An Overcoat  (or screen and recoat as it’s known) is the best-kept secret in the hardwood flooring world,  but it shouldn't be. An Overcoat can save you money, labour and time over the life of your hardwood floor.

Applying an Overcoat is the process of sprucing up an existing coat of polyurethane by applying a new top-coat.  This is sometimes referred to as "buff and coat" because the screen is often driven across the floor by a buffer.  In order to get a new coat to adhere to the old one you must lightly sand or ‘screen’ it first.  A screen is a mesh encrusted with abrasive particles and because it is a mesh, there are fewer abrasive particles per square inch, making it generally less aggressive than sandpaper (a 120-grit sanding screen, for example, will be less aggressive than 120-grit sandpaper.)

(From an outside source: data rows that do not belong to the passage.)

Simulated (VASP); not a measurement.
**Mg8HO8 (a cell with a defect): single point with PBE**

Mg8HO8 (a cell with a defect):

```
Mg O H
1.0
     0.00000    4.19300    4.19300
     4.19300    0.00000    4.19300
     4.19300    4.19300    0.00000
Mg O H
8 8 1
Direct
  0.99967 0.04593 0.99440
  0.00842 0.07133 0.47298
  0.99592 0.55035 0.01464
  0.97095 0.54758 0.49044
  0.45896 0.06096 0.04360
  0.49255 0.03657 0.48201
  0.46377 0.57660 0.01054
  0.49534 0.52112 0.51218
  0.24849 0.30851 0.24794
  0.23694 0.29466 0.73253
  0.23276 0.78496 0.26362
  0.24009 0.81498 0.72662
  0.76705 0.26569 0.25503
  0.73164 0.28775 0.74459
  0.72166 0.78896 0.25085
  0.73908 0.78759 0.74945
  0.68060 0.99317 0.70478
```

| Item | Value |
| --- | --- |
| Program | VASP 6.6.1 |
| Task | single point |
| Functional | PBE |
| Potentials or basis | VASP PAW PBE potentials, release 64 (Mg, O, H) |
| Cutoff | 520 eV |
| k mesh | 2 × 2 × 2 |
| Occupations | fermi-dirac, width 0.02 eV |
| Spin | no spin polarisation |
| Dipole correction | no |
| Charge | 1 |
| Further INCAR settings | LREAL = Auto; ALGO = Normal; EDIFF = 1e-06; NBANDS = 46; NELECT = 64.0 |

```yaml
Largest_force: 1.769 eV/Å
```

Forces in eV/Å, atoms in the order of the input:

Screening should remove only a tiny fraction of the existing finish.  Screens are also used under thick soft pads that further soften the cutting action of the screen. Floor screening should only leave enough texture in the floor to allow a new coat of polyurethane to bond.

Exeter floor sanding
Floor Sanding Exeter
wooden floor sanding
wooden floor sanding
wooden floor sanding
wooden floor sanding
wooden floor sanding

As part of a regular maintenance program

An Overcoat is simply part of the regular maintenance of a hardwood floor that has been finished with polyurethane. Polyurethane is considered a protective sacrificial coat. Over time, the PU in the finish is slowly removed by the friction of day-to-day use.  The layer gets thinner and more scratched each year—as it should—because its job is to keep damage away from the wood below. If you let that protective coat deteriorate for too long, it will eventually expose bare wood to assaults from general wear and tear, causing damage that can only be repaired by sanding the whole floor which you do not want.

So, every 2/4 years, well before the protective coat has grown too thin, you refresh it with another coat. The crucial word is “before;” you have to recoat a floor before you see damage, which is hard for some people because they think they’re leaving money on the table by top-coating what appears to be a perfectly good floor finish.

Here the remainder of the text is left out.